[ntpwg] ntpwg Updated NTPv4 Protocol Specification/timestamp location

[Kurt Roeckx]

On Thu, Feb 07, 2008 at 05:34:08PM +0000, David L. Mills wrote:
> Stuart,
> 
> No, compare your equation with mine. The view has to be from A, so the 
> delay cancels.


I'm still not convinced.  So I'll try to make an example.  Let's assume
that it takes 2 second for the packet to travel from A to B and the
other way around.  That is, if A sends a physical signal from low to
high, B will see that change 2 seconds later.  Let's also assume that it
takes A 1 second to transmit the packet.  Then let's assume that A's and
B's clock are in sync, and that A takes the timestamp at the start of
the packet, and B and the end.

We start with A sending a packet at time 0.0.  A takes the time
when the packets starts to be transmitted, so sets T1 to 0.0.

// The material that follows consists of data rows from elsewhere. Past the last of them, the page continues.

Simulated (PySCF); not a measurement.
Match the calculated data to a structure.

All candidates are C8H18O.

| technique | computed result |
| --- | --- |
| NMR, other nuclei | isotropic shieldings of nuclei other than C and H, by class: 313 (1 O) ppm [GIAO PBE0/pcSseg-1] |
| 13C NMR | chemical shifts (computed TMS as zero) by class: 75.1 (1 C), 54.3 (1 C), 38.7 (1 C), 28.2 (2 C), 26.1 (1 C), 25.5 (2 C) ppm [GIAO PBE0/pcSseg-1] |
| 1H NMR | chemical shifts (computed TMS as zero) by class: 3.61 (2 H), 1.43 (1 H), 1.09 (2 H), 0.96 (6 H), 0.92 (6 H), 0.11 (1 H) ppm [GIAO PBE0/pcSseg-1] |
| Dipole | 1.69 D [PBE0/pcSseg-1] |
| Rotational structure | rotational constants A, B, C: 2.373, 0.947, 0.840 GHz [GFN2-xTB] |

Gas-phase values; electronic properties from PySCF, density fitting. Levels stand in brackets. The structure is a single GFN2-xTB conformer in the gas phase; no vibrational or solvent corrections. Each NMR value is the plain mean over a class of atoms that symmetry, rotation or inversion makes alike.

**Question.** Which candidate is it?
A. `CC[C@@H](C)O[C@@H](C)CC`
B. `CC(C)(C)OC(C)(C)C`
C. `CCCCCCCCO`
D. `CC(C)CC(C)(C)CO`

The packet will start to arrive at B at 2.0, and stop at
3.0.  B takes the timestamp at the end of the packet
and will set T2 to 3.0.

It takes B 1 second to process the packet.  It will start to transmit
the packet at 4.0.  But since it timestamps the packets after
it's completly send, it will set T3 1 second later to 5.0.  B will inform
A about T3 with an other packet it will send later.

The packet starts to arrive at A at 6.0, which is when A takes
the timestamp, getting us T4 = 6.0.  The packet completly arrives at
7.0, but that doesn't matter.

This gives:
offset = 1/2 * [(T2-T1) + (T3-T4)] = 1/2 * [(3-0)+(5-6)] = 1.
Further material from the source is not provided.